Volume 26 Issue 4, 2011

Engaged and resilient communities: An overview of workshop rationale and structure

Heather Crawley


A three-day workshop was conducted from May 17-19 2011, with a focus on community engagement and resilience in the emergency management context. The workshop, funded by the Attorney General’s Department under the auspices of the National Security Capability Development Division, was conducted at the Australian Emergency Management Institute at Mt Macedon, Victoria.

The drivers of the event included the following:

  • The Black Saturday Victorian Bushfire Royal Commission, and other disaster inquiries, identifying the need for an increased emphasis on community engagement and resilience.
  • The release of the National Strategy for Disaster Resilience in February 2011.
  • The formation of the Community Engagement sub-committee of NEMC in 2010.
  • The release of the ISO 31000 in 2010, emphasising the importance of stakeholder engagement in the risk management process.
  • The AEMI 2009 think tank entitled ‘Business as Usual or Unusual Business?’ which explored issues of how to improve national capacity to respond to disasters that are increasing in scale and severity.
  • Recognition that the complex, time consuming, process-oriented and resource intensive nature of emergency management creating challenges for community engagement.
  • More frequent, more intense and more large-scale, longitudinal events making a lack of community engagement untenable and actively dangerous.
  • The consistent research finding that community engagement leads to better outcomes.
Photograph of people participating in a Socratic Circle. The people sit in a large circle facing each other.
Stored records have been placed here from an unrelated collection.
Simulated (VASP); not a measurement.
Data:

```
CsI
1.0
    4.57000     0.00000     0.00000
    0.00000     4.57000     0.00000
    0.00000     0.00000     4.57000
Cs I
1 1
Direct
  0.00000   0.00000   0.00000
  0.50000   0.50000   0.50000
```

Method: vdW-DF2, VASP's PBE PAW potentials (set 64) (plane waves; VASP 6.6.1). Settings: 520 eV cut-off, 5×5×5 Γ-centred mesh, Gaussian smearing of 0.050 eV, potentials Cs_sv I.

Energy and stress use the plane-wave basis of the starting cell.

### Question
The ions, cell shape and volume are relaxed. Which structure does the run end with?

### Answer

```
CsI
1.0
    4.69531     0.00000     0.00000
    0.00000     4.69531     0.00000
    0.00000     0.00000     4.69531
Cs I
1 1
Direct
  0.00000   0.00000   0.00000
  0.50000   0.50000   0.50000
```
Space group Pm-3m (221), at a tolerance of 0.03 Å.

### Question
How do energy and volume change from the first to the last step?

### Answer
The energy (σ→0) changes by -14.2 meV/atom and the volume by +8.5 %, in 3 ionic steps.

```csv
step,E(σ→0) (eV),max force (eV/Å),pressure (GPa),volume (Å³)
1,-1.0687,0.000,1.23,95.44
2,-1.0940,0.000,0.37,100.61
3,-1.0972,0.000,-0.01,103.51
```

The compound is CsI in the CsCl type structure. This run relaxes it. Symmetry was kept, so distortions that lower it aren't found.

Participants were engaged in a number of rich conversations using Socratic Circles.

Over sixty people representing government, non-government, private enterprise and community members, attended the workshop. The goal was to interrogate issues of resilience building and community engagement at all points of the disaster management cycle, and to learn from best practice in community engagement in other sectors.

Participants were presented with two ‘big questions’ at the outset, and they were asked to present their responses on day 3.

  • If we had a magic wand and community engagement in emergency management was working perfectly, what would be different?
  • Imagine we are looking back at how we arrived at this perfect engagement. What happened along the way (steps, milestones) that helped us get there?

The workshop structure attempted to model good practice in community-led engagement by requiring the smaller break out groups to be self-determining. These groups mimicked the complexities of communication and leadership in the context of community engagement in a disaster; groups had to work through issues of power and personality in the same way that a disaster-affected community might.

Photograph of a carpeted wall board covered with posters and information flyers about emergencies and natural hazards

A number of organisations provided visual display materials based on community engagement, strategies and events.

Participants were also asked to be a part of a series of ‘rich conversations’ which encouraged exploration of the issues of resilience and community engagement through listening and dialogue.

Sixteen of the participants were tasked with presenting sessions on specific issues, from which a number of papers and articles have been drawn:

  • defining engagement and resilience
  • engaging diverse groups
  • community indicators of resilience and engagement
  • social networks, behaviour and well-being: mapping community connectedness
  • community engagement in other sectors in routine times
  • community led engagement and resilience
  • measurement and evaluation of resilience

The first paper from the workshop, in the session led by Alison Cottrell appears in this edition. Others will be published in future editions of AJEM or as occasional papers, recognisable by the origami logo.